PAA Serves Farm-to-Table Lunches

By Liesl L. Vistaunet, October 08, 2017

It’s the first day of school at Portland Adventist Academy (PAA) in Portland, Ore. Students are lined up for lunch and their pick of vegan or cheese lasagna, both stuffed with spinach, carrots, zucchini and onions with roasted broccoli on the side. At the end of the line they find a bowl of fresh fruit and a colorful salad bar. Salad greens harvested from PAA’s gardens are ready to be topped with fresh veggies, beans, nuts, hummus and more.

Behind this meal is Stephanie Torgerson, PAA’s food service director and a graduate of the Culinary Institute of American. Torgerson helped successfully launch a farm-to-table model in public schools, and she came to PAA a year ago with the same mission.

“Healthy eating is part of our heritage,” says Torgerson. “With urban farms cropping up all over our city, and vegan and vegetarian lifestyles trending, why shouldn’t we be leaders in this movement?”

Torgerson serves vegan choices and skips processed foods. “Teenagers are far more adventurous than we give them credit for,” she says.

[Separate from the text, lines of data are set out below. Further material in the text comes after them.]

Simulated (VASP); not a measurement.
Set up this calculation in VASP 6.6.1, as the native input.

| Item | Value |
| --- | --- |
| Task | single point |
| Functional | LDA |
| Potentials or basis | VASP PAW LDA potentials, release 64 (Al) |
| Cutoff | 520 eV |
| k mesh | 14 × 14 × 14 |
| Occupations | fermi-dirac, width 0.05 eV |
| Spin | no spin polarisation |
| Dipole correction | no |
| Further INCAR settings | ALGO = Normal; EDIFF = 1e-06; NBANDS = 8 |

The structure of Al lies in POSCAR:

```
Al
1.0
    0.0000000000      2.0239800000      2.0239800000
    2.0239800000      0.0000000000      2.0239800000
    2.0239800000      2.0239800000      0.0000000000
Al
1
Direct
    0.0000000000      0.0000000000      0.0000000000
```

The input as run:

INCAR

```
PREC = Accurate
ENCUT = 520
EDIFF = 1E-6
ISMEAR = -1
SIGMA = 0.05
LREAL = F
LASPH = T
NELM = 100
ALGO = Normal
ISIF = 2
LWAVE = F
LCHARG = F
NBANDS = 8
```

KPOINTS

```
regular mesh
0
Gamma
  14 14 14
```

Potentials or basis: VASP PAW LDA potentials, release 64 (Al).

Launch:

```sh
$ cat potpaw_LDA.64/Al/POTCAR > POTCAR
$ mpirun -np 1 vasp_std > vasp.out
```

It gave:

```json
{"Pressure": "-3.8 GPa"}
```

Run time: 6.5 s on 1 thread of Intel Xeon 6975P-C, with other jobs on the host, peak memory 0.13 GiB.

“I’m definitely in favor of the healthy food,” says Ben Krueger-Blehm, a PAA junior. “Chef Stef is very creative and good at making food that wouldn’t normally appear in a school lunch.”

Thanks to “Chef Stef,” PAA now has thriving blueberry bushes, an herb garden and six garden beds filled with food destined for the salad bar.

And produce isn’t the only thing growing. Teams of volunteers came for work parties to build garden beds and compost bins and to prepare the soil. Students volunteer to weed, water and harvest.

Torgerson’s visions include a greenhouse where Bible teachers can teach firsthand lessons on reaping and harvesting. She wants to open the kitchen for culinary and agriculture classes as well as guest chefs. Someday she hopes to sell the school’s produce at the local farmer’s market and to introduce neighbors to the school’s unique educational benefits. Greater yet, she dreams of seeing this modeled throughout Adventist schools.

“I could talk for hours about the importance of this and my passion for it,” says Torgerson. “What a wonderful chance this gives us to witness to our community.”

“I’ve come to realize that Chef Stef isn’t merely providing healthy meals,” says PAA teacher Mark Smith. “For her, this is a mission focused not just on its health benefits but on connecting others to a healing ministry — one of the very foundations of our church.”

Read more on the PAA website.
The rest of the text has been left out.